Several miles of the Pigeon River were decimated last week because someone at the Song of the Morning Ranch, a yoga center, apparently erred when opening a gate on a private hydroelectric dam and released tons of soft, black silt.
The result, for thousands of trout and baitfish and countless numbers of crawfish, mayfly larvae and other aquatic creatures, was the same as for humans who try to breathe dense smoke — suffocation.
Nuhfer, head of trout research for the Michigan Department of Natural Resources, probably was the first to notice that something was wrong.

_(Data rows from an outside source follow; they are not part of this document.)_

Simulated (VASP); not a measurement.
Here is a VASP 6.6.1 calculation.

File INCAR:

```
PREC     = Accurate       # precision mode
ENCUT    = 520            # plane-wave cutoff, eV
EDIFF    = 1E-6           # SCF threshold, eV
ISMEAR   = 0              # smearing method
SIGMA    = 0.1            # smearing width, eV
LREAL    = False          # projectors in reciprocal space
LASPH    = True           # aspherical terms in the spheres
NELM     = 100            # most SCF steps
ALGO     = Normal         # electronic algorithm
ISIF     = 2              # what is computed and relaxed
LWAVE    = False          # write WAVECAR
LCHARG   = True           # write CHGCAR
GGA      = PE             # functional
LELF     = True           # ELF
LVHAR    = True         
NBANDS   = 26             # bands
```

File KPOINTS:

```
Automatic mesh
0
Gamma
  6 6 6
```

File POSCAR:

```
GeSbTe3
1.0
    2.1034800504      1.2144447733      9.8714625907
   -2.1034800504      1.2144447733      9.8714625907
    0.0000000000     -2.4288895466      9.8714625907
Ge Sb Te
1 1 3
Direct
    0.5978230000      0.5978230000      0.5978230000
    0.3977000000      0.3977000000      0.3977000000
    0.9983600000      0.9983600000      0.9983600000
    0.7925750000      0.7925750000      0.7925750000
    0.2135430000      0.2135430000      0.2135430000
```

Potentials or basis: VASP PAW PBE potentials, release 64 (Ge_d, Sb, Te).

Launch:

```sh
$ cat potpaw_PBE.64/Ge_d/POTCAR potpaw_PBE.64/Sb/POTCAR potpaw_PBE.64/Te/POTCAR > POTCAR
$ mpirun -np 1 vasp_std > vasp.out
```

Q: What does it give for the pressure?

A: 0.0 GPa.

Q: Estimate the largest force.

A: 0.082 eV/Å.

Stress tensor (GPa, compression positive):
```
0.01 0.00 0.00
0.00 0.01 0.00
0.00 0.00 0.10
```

“I had a crew on the Sturgeon River on Sunday,” he said. “They were going to go over and do some work on the Pigeon, so I checked the stream flow gauge online to see what the conditions were. The flow rate was 6 feet per second [the previous day it was 185 fps ]. It was so far off that I sent an e-mail to the Gaylord office asking if the gauge was broken.”
When the crew got to the Pigeon on Monday, the gauge did work. But the stream flow was almost blocked by muck the consistency of thick shaving cream and the color of licorice, and the water looked like oil.
Two days later, Nuhfer and Cwalinski led a team upriver from the Sturgeon Valley Road Bridge, using an electric shocker to look for live fish.
“We didn’t find anything but little fish. They probably survived near springs. We didn’t find a single live brown trout. We did collect three bags of dead brown trout in a little over a mile,” Nuhfer said. “There’s no way to say for sure, but we probably got 10 percent of the dead trout. The water was so dirty we couldn’t see most of them.” As Nuhfer talked, Cwalinski and a couple of other DNR workers poured 75 rotting brown trout onto the ground in a parking lot near the DNR’s Pigeon River campground, laid them out in rows and began measuring. About a third were 16 inches
1 or better, the biggest 23 / 2. They were the kind of fish that fuel the economy in small towns such as Vanderbilt and Wolverine, where anglers will drive hundreds of miles to catch fish.
Asked how long it would take to rebuild the trout population in that section of the river, Nuhfer said years.
DNR workers said they were told that someone at Song of the Morning manually raised one of two gates on the dam too far and triggered an emergency switch that automatically opened the second gate. Tons of unstable, sludgelike silt poured out of the shallow pond upstream, and Nuhfer said that 36 hours later, the silt had reached the Weber Road Bridge.
David Borgeson, the DNR’s natural resources manager in Gaylord, stood on the Sturgeon Valley Road bridge over what was once a crystalline stream and now looked like a muddy ditch.
“We went downstream with [electric ] shockers trying to do a population survey,” he said. “We still don’t know how far downstream the [fish kill ] will go. At Webb Road [about eight river miles from the dam ] we got three [live ] brown trout 5, 6 and 7 inches, five brook trout and some young-of-the-year rainbows.”
That area should yield dozens of trout in a population survey.
It was the second time that a silt spill from the yoga center has caused a major fish kill. The last was 24 years ago, on July 4, 1984.